This can be done easily with matlab
>> M = x.' * y;
I have:
x = [1970:1:2000]
y = [data]
size(x) = [30,1]
size(y) = [30,1]
I want:
% Yl = kx + m, where
[k,m] = polyfit(x,y,1)
For some reason i have to use "regress" for this.
Using k = regress(x,y) gives some totally random value that i have no idea where it comes from. How do it?
The number of outputs you get in "k" is dependant on the size of input X, so you will not get both m and k just by putting in your x and y straight. From the docs:
b = regress(y,X) returns a p-by-1 vector b of coefficient estimates for a multilinear regression of the responses in y on the predictors in X. X is an n-by-p matrix of p predictors at each of n observations. y is an n-by-1 vector of observed responses.
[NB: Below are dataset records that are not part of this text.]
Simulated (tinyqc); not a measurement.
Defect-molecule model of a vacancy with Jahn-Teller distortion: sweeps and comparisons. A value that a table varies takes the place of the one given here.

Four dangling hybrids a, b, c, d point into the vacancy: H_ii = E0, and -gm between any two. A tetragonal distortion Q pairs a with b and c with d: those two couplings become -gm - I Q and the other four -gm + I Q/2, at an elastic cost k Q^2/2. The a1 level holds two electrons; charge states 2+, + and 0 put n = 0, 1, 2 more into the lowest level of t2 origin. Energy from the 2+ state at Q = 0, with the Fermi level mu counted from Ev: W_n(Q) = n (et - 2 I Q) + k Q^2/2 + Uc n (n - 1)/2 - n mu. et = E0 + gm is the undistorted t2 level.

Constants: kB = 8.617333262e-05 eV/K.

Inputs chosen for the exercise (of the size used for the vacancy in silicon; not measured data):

It is not exactly stated, but the example in the help docs using the carsmall inbuilt dataset shows you how to set this up. For your case, you'd want:
X = [ones(size(x)) x]; % make sure this is 30 x 2
b = regress(y,X); % y should be 30 x 1, b should be 2 x 1
b(1) should then be your m, and b(2) your k.
regress can also provide additional outputs, such as confidence intervals, residuals, statistics such as r-squared, etc. The input remains the same, you'd just change the outputs:
[b,bint,r,rint,stats] = regress(y,X);